The accompanying notes are an integral part of the consolidated financial
statements.
- --------------------------------------------------------------------------------
                                        5
<PAGE>


NOTES TO UNAUDITED CONSOLIDATED FINANCIAL STATEMENTS

1.       BASIS OF PRESENTATION

         The unaudited consolidated financial statements for the three-month
         periods ended March 31, 2000 and 1999, reflect, in the opinion of
         management of ITI Technologies, Inc. (the "Company"), all normal,
         recurring adjustments necessary for a fair statement of the results of
         operations for the interim periods. The results of operations for any
         interim period are not necessarily indicative of results for the full
         year. The consolidated balance sheet data as of December 31, 1999, was
         derived from audited consolidated financial statements but does not
         include all disclosures required by generally accepted accounting
         principles. The unaudited consolidated financial statements should be
         read in conjunction with the consolidated financial statements and
         notes thereto included in the Company's Annual Report on Form 10-K for
         the year ended December 31, 1999.

         The unaudited consolidated financial statements include the accounts of
         the Company and its wholly owned subsidiaries. All significant
         intercompany accounts and transactions have been eliminated.

2.       PROPOSED MERGER

         On September 28, 1999, the Company entered into a definitive agreement
         to merge with SLC Technologies, Inc. ("SLC"). SLC, headquartered in
         Portland, Oregon, is a global integrated communications technology
         company with products for commercial security, fire protection, CCTV,
         electronic access control and fiber optic communication systems.

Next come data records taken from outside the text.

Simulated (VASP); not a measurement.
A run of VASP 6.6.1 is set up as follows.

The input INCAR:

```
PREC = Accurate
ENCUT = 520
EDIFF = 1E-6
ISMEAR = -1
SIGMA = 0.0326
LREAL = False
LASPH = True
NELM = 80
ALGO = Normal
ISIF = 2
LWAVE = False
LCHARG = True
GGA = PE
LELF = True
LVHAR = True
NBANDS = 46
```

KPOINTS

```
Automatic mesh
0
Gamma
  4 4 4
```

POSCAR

         The transaction, which will be treated as a purchase of the Company by
         SLC for accounting purposes, is structured as a stock-for-stock merger
         of SLC into the Company, with the Company issuing approximately 15.2
         million shares to SLC. In addition, the Company's stockholders will
         have the right to elect to receive from the newly merged company $36.50
         in cash at closing for each share of the Company's common stock,
         subject to the limitation that no more than 50% of the total number of
         shares of the Company's common stock issued and outstanding immediately
         prior to the closing be exchanged for cash. As a result of the
         transaction, SLC stockholders will have an approximate 63.5% ownership
         position in the new company on an equivalent share basis calculated
         under the treasury stock method without giving effect to the cash
         election. Assuming that 50% of the Company's outstanding common stock
         outstanding immediately prior to the closing is exchanged for cash, SLC
         stockholder's percentage of ownership would increase to approximately
         78%. The merger has been approved by the Board of Directors of both
         companies and is subject to approval by the Company's shareholders. A
         special stockholders meeting to consider and vote upon a proposal to
         approve the merger is scheduled for May 2, 2000.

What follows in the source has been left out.